Can you apply business strategy principles to any strategic game? Yes, you can!
Is it useful to do so? Yes, it is! It teaches you a deep understanding of the principles involved. That understanding will help you apply the principles better in business, in your personal life, and in any other strategic game of your choosing.
The photo above just got selected for the 1x gallery. 1x.com is the world's largest curated gallery. It has attracted some of the best photographers in the world, and it is only the top 3% of the photos submitted that makes it into the gallery.
I took that shot, using strategic principles derived from Strategic Navigation, the business strategy framework originally created by Bill Dettmer. Dettmer based his business strategy framework partly on Maneuver Conflict, a military framework great for dealing with high degrees of uncertainty and complexity, and the Theory Of Constraints, which kicks ass in the domain of complicated cause and effect.
I started using Strategic Navigation, wrote a book about it, and, as consultants are wont to do, tried to make a living by teaching others how to use it.
I found, as many have done before me, that just because you know something really, really valuable and useful, and is willing to share it, other people will want to learn for themselves.
As you may know, I decided to rethink my entire strategy a couple of years ago. I learned photography, because I wanted to build skill using the methods I advocate, while at the same time getting a visible, unambiguous track record. I did of course use the feedback to improve my skills further, using the OODA loop as a guiding framework.
I employed a range of strategic principles, and tactical techniques, to learn to take photos good enough for 1x. Actually, I use 1x.com as a source of feedback, which I feed into the OODA loop.
I'll write only of one of them, because it is a strategic idea that is very visible in the photo: Cheng/chi.
Cheng/chi is an idea from Sun Tzu's Art of War. Cheng means orthodox, and chi means unorthodox. Cheng/chi means that to win in battle, or any strategic game, you need to employ a combination of the orthodox and the unorthodox.
Let's have a look at the cheng, the orthodox, parts of the picture. There are rules for what makes a good photo, and the picture follows them:
- The rule of thirds: The legs, or rather the knee, where it intersects the shadow, is located one third from the left edge, and one third from the bottom edge.

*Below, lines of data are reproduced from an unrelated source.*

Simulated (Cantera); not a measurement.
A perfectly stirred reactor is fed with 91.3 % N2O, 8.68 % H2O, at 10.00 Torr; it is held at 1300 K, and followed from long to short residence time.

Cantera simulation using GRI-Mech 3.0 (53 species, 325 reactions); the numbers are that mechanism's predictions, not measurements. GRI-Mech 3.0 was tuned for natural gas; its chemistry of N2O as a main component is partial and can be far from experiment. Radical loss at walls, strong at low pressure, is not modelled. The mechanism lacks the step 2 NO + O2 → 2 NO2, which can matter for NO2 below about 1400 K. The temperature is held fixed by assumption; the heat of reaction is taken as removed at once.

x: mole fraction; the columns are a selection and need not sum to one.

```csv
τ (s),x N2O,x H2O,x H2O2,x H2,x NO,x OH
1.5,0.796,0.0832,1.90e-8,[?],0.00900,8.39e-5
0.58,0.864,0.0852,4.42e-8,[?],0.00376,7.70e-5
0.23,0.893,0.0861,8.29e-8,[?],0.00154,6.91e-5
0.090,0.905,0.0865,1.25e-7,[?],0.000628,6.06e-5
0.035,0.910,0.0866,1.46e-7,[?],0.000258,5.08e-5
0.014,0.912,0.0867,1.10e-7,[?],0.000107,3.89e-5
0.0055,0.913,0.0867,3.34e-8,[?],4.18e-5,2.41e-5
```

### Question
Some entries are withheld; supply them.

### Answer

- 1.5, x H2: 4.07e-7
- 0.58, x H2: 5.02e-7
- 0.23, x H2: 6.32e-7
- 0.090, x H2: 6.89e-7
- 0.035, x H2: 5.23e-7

- The rule of odds: There are three, evenly distributed, vertical shadows in the photo.
- The rule of complimentary colors: The bricks in the background are orange, the trouser legs are blue. Orange and blue are complimentary colors, that go well together in a picture. (There is also orange and blue on my business card, and my usual business attire includes a blue shirt and an orange tie. This is not by coincidence...)
That is the meat and potato part of the photo, the bits that correspond to day-to-day business-as-usual in a company.
What is the chi? Better yet, why the chi? The chi part is the surprise, the part that draws attention, the edge over the competition. Everyone knows the cheng, so it is the chi that becomes the decisive advantage over the competition.
The chi in the photo is the visual illusion: The legs seem to be disembodied, living their own life, independent of a torso, and other body parts. There is no image manipulation involved. The illusion worked in real life, as I captured it. (I do a lot of trick photography, but I abide by the rules of the photographic genre I am working in, and cloning out body parts is a no-no in Street Photography.)
I am sure you can figure the illusion out. If you do, why not comment on this blog post?
So, cheng and chi, working together, convinced the curators at 1x that my photo was in the top 3% category.
This is just the top of the iceberg, of course. For example, humans learn best when learning with other human beings, and when certain conditions are right. I, with several close friends and colleagues, have spent a year and a half building an organization for learning photography and other media skills, and executing advanced media projects.
Without the mentoring I have got from great photographers, like Petri Olderhvit, and Julia Reinhart, in that organisation, I would not have had the technical skill to capture this photo.
Without the skills I have learned from my business strategy mentors, I would not know enough about serendipidity to be able to stack the odds in my favor, so that I can take interesting street photos, not only once, or twice, in a good while, but repeatedly.
Working with photography has also allowed me to build contacts of a kind different from those I make as a business consultant, but at least as useful, and fun.
I will write more about that, but not now. I have got tons of work to do.